The easiest way to raise that number is to use more disks (for the record: I know RAID 10 will also speed things up, but it would lower per server storage to 1,2 TB - effectively cutting it in half).
But the point of RAID is in my opinion simply to avoid downtimes of a single node. A failing disk shouldn't bring a whole node down. It should simply generate an alert so that the System Administrator can replace it as soon as possible and wait for the RAID to rebuild. No downtime, probably somewhat slower operation but it would still work.
Local Storage After All?
All the commercial storage units will at some point hit an expansion level, which means you have to either purchase the next option in the program (which in turn will hit it's limit too) or think about a different solution (like distributed file systems).
Not exactly the solution I'd like to see.
Going distributed certainly would get rid of all storage problems, but what other problems would come up? I can think of a couple of problems.
- Network Latency
- State Consistency across the whole cluster
- We loose the ability to separate projects by using VLANs (Physical Network Security)
- Databases anyone?
- IOPS - what will happen to them
I'm not going to do any math here, I think every SysAdmin is smart enough to calculate that. But we have to keep in mind that latency will be more of a concern than with traditional storage.

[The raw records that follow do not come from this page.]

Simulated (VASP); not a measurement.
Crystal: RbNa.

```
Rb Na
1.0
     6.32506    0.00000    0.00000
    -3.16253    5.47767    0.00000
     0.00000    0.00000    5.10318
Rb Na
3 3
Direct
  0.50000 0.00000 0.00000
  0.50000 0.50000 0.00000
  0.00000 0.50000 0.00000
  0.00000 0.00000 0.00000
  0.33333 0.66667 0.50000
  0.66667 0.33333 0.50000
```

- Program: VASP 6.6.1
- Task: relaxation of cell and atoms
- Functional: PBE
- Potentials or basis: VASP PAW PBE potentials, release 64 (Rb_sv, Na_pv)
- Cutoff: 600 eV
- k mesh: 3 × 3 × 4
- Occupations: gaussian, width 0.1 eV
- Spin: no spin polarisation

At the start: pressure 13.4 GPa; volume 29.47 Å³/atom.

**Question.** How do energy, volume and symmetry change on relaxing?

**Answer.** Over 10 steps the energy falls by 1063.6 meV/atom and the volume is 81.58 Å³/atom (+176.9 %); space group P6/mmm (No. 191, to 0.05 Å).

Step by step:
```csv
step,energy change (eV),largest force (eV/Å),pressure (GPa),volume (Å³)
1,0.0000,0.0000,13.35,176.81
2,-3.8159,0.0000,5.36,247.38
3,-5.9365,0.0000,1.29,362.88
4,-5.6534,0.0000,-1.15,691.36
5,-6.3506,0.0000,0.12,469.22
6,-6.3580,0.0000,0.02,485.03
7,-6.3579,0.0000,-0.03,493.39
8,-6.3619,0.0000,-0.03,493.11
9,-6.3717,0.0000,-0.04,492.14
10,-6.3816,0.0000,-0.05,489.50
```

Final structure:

This is gonna be tough, and we will have to trust developers of distributed file systems that they do it right. Just imagine you have a farm with 10 webservers on the fronted. Your system is a Wiki so everybody can edit anything. In a typical web application now you either create a simple lock file (OK with 10 frontend servers a lock probably won't do - or maybe it will?) or let the database take care of it, or you place a locking mechanism inside the application - but all webserver need to have access to the same location/resource that is being edited right now by some user. I'm not the one that is keen on handling the support calls from all the people who just edited the Roadmap for the next 3 months just to find out that only the last person who hit save still has their data (in the best case).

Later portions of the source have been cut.